The culprit is the O(N²) intermediate data. The matrix multiplications themselves have reasonable arithmetic intensity (~126), but the softmax operation (1.3 FLOPs/byte) and the repeated reads/writes of N×N matrices drag down the overall efficiency.
Comparison: What We Have vs What We Need
Overhead: 132 MB / 4 MB = 33× more memory traffic than necessary. This grows with sequence length:
- N = 4K: 33× overhead
- N = 8K: 66× overhead
- N = 16K: 132× overhead
- N = 32K: 264× overhead
The Memory Capacity Problem
Beyond bandwidth, there's also a capacity problem. The N×N attention matrix must fit in GPU memory.
| Sequence Length | Attention Matrix (1 head) | 32 Heads, 1 Layer | 32 Heads, 32 Layers |
|---|---|---|---|
| 2,048 | 8 MB | 256 MB | 8 GB |
| 4,096 | 32 MB | 1,024 MB | 32 GB |
| 8,192 | 128 MB | 4,096 MB | 128 GB ← OOM! |
| 16,384 | 512 MB | 16,384 MB | 512 GB ← OOM! |
| 32,768 | 2,048 MB | 65,536 MB | 2,048 GB ← OOM! |
Note: In practice, most implementations compute one layer at a time (not all 32 simultaneously), so the "32 layers" column is theoretical. But even single-layer requirements become problematic at long sequence lengths.
What FlashAttention Will Do Differently
Now that we understand the problem, we can appreciate what FlashAttention accomplishes. Here's a preview (detailed in the next artifacts):
| Metric | Standard | FlashAttention |
|---|---|---|
| Memory for N×N intermediates | O(N²) — must fit in HBM | O(1)* — only tile in SRAM |
| HBM traffic (IO complexity) | O(N²) | O(N²d/M), where M = SRAM size |
| HBM traffic (N=4096, d=128) | 132 MB | ~4 MB (close to minimum!) |
| Softmax computation | Requires full N×N matrix | Computed incrementally with running statistics |
| Result | Exact | Exact (not approximate!) |
*Per tile — the full N×N is never materialized anywhere.
The key insight: by computing attention in small tiles that fit in SRAM, and using a clever "online softmax" algorithm to accumulate results correctly, FlashAttention avoids ever materializing the N×N matrix in HBM.
Summary: The Problem We Need to Solve
Standard attention has three critical problems:
1. O(N²) Memory Traffic: The intermediate attention matrices require reading and writing O(N²) data to HBM. This dominates the total memory bandwidth usage.
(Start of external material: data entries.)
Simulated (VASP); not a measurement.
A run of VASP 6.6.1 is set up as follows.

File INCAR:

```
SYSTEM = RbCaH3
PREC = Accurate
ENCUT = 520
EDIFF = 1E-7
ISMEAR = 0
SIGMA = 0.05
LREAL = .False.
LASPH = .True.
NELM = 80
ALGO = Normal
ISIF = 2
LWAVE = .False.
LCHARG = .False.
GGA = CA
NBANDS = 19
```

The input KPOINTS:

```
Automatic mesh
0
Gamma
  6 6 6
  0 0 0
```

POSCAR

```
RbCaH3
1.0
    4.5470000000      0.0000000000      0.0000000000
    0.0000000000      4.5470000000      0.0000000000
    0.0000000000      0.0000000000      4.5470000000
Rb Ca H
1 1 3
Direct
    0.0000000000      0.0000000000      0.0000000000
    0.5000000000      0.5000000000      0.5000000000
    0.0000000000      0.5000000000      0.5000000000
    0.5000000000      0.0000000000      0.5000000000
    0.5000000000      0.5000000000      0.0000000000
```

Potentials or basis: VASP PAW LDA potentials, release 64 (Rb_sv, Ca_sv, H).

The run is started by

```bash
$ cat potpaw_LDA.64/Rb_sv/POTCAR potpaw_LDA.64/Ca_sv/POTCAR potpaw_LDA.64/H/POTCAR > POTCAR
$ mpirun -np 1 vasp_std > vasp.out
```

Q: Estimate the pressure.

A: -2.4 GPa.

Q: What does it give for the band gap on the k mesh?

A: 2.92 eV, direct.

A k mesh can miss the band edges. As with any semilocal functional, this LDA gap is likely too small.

2. O(N²) Memory Capacity: The attention matrices must fit in GPU memory, limiting sequence length to a few thousand tokens on practical hardware.
3. Low Arithmetic Intensity: Despite involving matrix multiplications, the overall operation is memory-bound (~65 FLOPs/byte, below the 156 ridge point) because of the softmax bottleneck and intermediate data movement.
The root cause is that standard implementations materialize the N×N attention matrix, when in principle we only need the N×d output. This happens because:
- It's the natural way to write the code (three separate operations)
- Softmax appears to require global information before producing any output
FlashAttention solves both problems by:
- Tiling the computation to fit in SRAM
- Using online softmax to compute incrementally without seeing all scores at once
This is what we'll study next.
Check Your Understanding
Before moving to FlashAttention:
- For N = 8192, d = 128, calculate the size of the attention matrix in MB (FP16). How does this compare to the size of Q, K, V combined?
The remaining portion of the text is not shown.